Instagram for Android: The good, the bad, the ugly

Android users, are you wondering what all the fuss is about Instagram? Well, now that the mega-popular photo app is available through Google Play, we've got a hands-on review to give you the skinny.

Jaymar Cabebe Former Associate Editor
Jaymar Cabebe covers mobile apps and Windows software for CNET. While he may be a former host of the Android Atlas Weekly podcast, he doesn't hate iOS or Mac. Jaymar has worked in online media since 2007.
Jaymar Cabebe
4 min read

To longtime Android users such as myself, the name Instagram might not mean much. Sure, we see the vignetted photos invading our Facebook and Twitter streams, and we notice the instagr.am links all over the place, but other than that, we don't really get it. I mean, what is it, exactly? Is it just a bunch of camera filters? Is it a Tumblr-like social network? Well, now that everyone's favorite hipster photo app is available, let's take a close look at how the Android version (download) of this uberpopular app works.


First thing I need to mention is that Instagram is a lot more than just a free photo enhancement app for your phone. It connects its users to a photo-based social network that's more than 30 million users strong. With this powerful social functionality, the app makes it incredibly easy to not just polish and share photos, but also to keep tabs on friends through the built-in Instagram photo stream. So it looks like the answer is yes, Instagram's got a bit of Tumblr blood in it, and that's good.

Start by signing up for Instagram with an e-mail address, username, and password. From there, you can link your account to your Twitter, Facebook, Foursquare, and Tumblr accounts. But don't worry, whenever you snap a picture, Instagram will still ask you which account(s) you want to share with. Linking just makes it so you don't have to log in every time. If you choose not to share with any linked accounts, then your photo will simply live on your Instagram profile, and will be pushed out to your followers' Instagram feeds.

Once you're all connected, you can start snapping photos with the Instagram camera, which comes with simple flash controls and a camera-switch button to go from front-facing to rear-facing in a single tap. Beyond that, though, there's not much else to the basic shooter. There's no spot focusing, and no cropping or zooming once a shot is taken. Interestingly, though, you can crop and zoom in on photos imported from other apps into Instagram. What's up with that?

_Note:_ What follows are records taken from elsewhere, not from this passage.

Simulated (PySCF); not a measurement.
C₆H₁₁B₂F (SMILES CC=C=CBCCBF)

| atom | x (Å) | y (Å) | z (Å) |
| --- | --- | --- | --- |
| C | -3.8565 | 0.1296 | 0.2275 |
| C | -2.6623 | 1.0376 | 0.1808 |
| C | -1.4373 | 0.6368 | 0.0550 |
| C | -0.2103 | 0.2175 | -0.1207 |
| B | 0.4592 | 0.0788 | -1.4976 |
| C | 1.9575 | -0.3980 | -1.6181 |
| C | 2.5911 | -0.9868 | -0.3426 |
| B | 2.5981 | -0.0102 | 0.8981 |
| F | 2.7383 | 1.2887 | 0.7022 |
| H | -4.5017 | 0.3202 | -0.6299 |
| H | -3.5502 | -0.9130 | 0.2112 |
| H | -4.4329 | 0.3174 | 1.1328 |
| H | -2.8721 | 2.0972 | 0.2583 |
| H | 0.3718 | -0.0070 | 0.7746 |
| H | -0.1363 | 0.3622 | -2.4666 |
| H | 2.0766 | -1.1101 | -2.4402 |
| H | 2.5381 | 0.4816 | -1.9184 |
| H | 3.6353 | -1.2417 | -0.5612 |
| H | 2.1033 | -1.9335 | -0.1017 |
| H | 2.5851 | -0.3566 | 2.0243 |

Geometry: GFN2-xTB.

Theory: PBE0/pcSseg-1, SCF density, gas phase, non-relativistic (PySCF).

After you snap your photo, Instagram gives you the option to use any of its 18 photo filters, each of which adds a slightly different look to your work. While each of the filters is uniquely interesting, what I noticed is that all of them evoke a similar retro/vintage feel. This isn't necessarily bad (unless you think vintage is ugly), but it is worth noting. At this point in the workflow, you also get the option to rotate your photo, add a border, or enhance its brightness.

Even though the Instagram camera is solid and performs well as is, I would love to see a few additions in the next update. For one, this Android app absolutely needs Live Preview. As it is now, you can't preview filters before snapping, the way iPhone Instagrammers can, and that's bad. Also, it would be nice to get the Tilt Shift/Blur feature that iPhone users use to achieve the popular Toy Camera effect. Lucky for Android users, the folks behind Instagram assure us that they intend to bridge these differences in future updates.


With a decidedly basic camera and solid, but not groundbreaking, filters, the most attractive part of the Instagram app is definitely its user community. Once signed up, you can follow other Instagram users on the Feed page and have them follow you back. You can Like photos, make comments, and even browse trending photos through the Popular on Instagram tab. From the looks of it, the community is bustling with activity and is vibrant enough for someone with just the right photography aesthetic to gain a mass following. And this, I think, is the key to Instagram's power: the ease with which it allows its community to share and interact with each others' photos. So, even if you don't plan on using the built-in camera, this vibrant community alone is a good enough reason to download the app. And in any case, you can always pretty up your pics in another app and share them through Instagram.

So, if you're hungry for followers, and you love sharing your photos with as large an audience as possible, then the reality is that downloading Instagram is a must. It has a huge network in tow, and it makes it dead simple to share and interact with your friends' photos. On the other hand, if you're mainly looking for a high-end photo enhancement app to really make your pics shine, then this is probably not the right option.